Preparing for First Amendment Audits


In recent years there has been a sharp uptick in the number of First Amendment audit posts online with significant consequences for those involved. It’s important to remember that there are typically no actual crimes committed during these videos, simply a challenge to the overwhelming majority of secure facilities that have a no photography policy. Negative interactions between security and law enforcement are aggressively encouraged and captured on video for public viewing or worse yet, legal action with any potential violation of rights.


While the usual program involves one or several non-threatening responses to security questions, it’s clear the auditors do not wish to divulge why they are taking footage and have no intention of ceasing the activity in question. The confident and persistent responses from the auditor irks the security personnel engaged into stating something that may not be legally accurate i.e. ‘you aren’t allowed to film our property’. From there the dialogue usually deteriorates.


Keys to Preparation


Understand the Laws and Limitations – First and most importantly is that all staff need to be knowledgeable of basic Constitutional law, specifically the freedom of the press and how that translates to what these people are doing. Additionally, it’s imperative that security personnel know their legal rights and they do not exceed those. Any actions taken beyond legal authority can have disastrous financial and legal consequences for those involved and may attract additional scrutiny and audit efforts resulting in reputation damages.

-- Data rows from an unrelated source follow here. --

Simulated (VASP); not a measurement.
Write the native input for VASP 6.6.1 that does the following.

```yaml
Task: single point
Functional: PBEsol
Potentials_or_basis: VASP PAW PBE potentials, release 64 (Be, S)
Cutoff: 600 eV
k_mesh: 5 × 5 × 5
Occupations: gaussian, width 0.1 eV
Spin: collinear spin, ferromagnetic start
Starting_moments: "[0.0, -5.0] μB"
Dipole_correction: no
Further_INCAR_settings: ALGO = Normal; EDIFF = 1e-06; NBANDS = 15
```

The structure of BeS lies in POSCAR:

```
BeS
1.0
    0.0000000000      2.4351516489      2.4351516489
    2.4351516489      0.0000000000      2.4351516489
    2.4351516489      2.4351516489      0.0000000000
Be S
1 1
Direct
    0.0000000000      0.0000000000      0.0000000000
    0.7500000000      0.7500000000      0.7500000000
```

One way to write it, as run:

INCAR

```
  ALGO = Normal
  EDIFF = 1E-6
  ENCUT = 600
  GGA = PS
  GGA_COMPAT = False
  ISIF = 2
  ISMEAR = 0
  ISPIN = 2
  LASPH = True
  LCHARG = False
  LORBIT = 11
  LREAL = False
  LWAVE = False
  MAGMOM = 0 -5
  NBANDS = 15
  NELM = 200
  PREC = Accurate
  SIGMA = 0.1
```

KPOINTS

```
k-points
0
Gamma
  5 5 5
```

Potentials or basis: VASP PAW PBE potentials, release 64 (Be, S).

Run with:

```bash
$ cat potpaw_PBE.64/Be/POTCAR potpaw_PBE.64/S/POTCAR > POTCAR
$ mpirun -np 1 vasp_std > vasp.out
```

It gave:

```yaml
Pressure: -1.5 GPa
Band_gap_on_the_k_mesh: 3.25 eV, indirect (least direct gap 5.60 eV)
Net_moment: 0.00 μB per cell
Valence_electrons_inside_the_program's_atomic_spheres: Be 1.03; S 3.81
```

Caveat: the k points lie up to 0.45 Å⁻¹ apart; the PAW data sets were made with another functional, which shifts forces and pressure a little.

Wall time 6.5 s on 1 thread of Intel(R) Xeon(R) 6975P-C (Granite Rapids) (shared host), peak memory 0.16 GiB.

Act with Diplomacy and Respect – Equally as important to knowing the legal rights in this situation is the use of diplomatic and non-threatening language when interacting with the auditor(s). The situation can immediately escalate depending on the nature of the encounter. If inaccurate statements are made they will be further challenged and highlighted for the final product footage.


Update Post Orders – You have to have up to date information and procedures in the post orders to quickly and properly address instances of suspicious photography and media requests. Surveillance and first amendment audits are very different incidents, but it’s important that security staff recognize the differences and how to address them. While it’s important for security staff to inquire to the nature of the visit and reason for filming, the auditors do not have to answer or stop if on public grounds. Knowing how to proceed after that is critical and practice drills can be of great benefit.


Update Contact Info for Media Requests – Almost all employees and contractors are not specifically designated to speak ‘on behalf of the company’. Ensure that this is well known and easily available to counter difficult or challenging questions from a first amendment auditor or media member when needed.


Law Enforcement Liaison – It is always a best practice to collaborate with your local law enforcement for emergency events and assistance. This may be especially handy in the event of protests or labor actions where disruption of business may be the intended goal. In fact, lawful demonstrations on public land may require a permit and local police may inform you in advance allowing for some preparation time.


While some of these elements are specifically to ensure readiness for First Amendment Audits, many could be utilized to prepare for labor actions or larger demonstrations or protests.